Heathrow Airport authorities have been accused of “clear failure” after Europe's busiest airport was forced to shut down on Friday due to a fire in a single electricity substation.
Tens of thousands of passengers were left stranded across the world after the Heathrow shutdown prevented flights to fly to and from the airport. Many of them are still stranded even as the operations have begun slowly.
The unprecedented blaze exposes the ‘vulnerability’ in the country's infrastructure, Daily Mail reported.
Eight long haul flights from the British Airways finally took of Friday evening after a day of chaos and gutted journeys. However, the incident put Heathrow Airport under widespread criticism for its inability to rely on backup power, as per the Daily Mail report.
“Firstly, how is it that critical infrastructure – of national and global importance – is totally dependent on a single power source without an alternative,” Willie Walsh, director-general of global airlines body IATA and a former head of British Airways, was quoted as saying by the newspaper.

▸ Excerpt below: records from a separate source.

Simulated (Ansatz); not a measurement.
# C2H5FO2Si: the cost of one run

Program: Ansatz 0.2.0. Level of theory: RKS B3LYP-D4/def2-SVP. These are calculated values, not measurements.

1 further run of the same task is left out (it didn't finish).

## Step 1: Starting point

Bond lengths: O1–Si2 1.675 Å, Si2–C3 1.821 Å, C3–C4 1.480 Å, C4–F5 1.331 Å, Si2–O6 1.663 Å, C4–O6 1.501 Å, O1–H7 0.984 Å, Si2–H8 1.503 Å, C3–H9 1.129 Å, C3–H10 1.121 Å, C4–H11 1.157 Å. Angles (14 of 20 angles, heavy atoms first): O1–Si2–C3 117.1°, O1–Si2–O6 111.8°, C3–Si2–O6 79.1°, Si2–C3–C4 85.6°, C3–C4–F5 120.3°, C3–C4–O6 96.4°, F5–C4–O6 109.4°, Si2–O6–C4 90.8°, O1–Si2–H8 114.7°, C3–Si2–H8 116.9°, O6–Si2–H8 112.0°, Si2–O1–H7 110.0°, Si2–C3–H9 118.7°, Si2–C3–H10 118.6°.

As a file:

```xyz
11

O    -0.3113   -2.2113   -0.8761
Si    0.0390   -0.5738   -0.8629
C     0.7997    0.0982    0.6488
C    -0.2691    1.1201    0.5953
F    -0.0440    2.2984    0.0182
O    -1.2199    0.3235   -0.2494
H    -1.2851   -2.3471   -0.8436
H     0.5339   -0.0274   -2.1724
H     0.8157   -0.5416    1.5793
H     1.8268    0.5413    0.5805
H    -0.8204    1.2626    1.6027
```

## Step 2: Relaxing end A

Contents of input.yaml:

“If that is the case – as it seems – then it is a clear planning failure by the airport,” he added.
Walsh complained that Heathrow had once again let its fliers down.
Phil Hewitt, director of energy analysis firm Montel Group, called the situation ‘worrying’.
“This potential lack of resilience at a critical national and international infrastructure site is worrying,” he was quoted as saying by the Daily Mail.
“An airport as large and as important as Heathrow should not be vulnerable to a single point of failure.”
A fire at the North Hyde substation in west London knocked out power to Heathrow Airport for 18 hours on Friday, causing widespread cancellations and rerouting headaches, and stranding roughly 200,000 passengers.
Heathrow gets its electricity from three substations, each of which has a backup transformer. In case of the North Hyde substation, the backup transformer was also lost to the fire.
The blaze took firefighters around seven hours to bring under control.
It affected at least 1,350 flights to and from the airport, according to flight tracking service FlightRadar 24, and the impact was expected to last several days.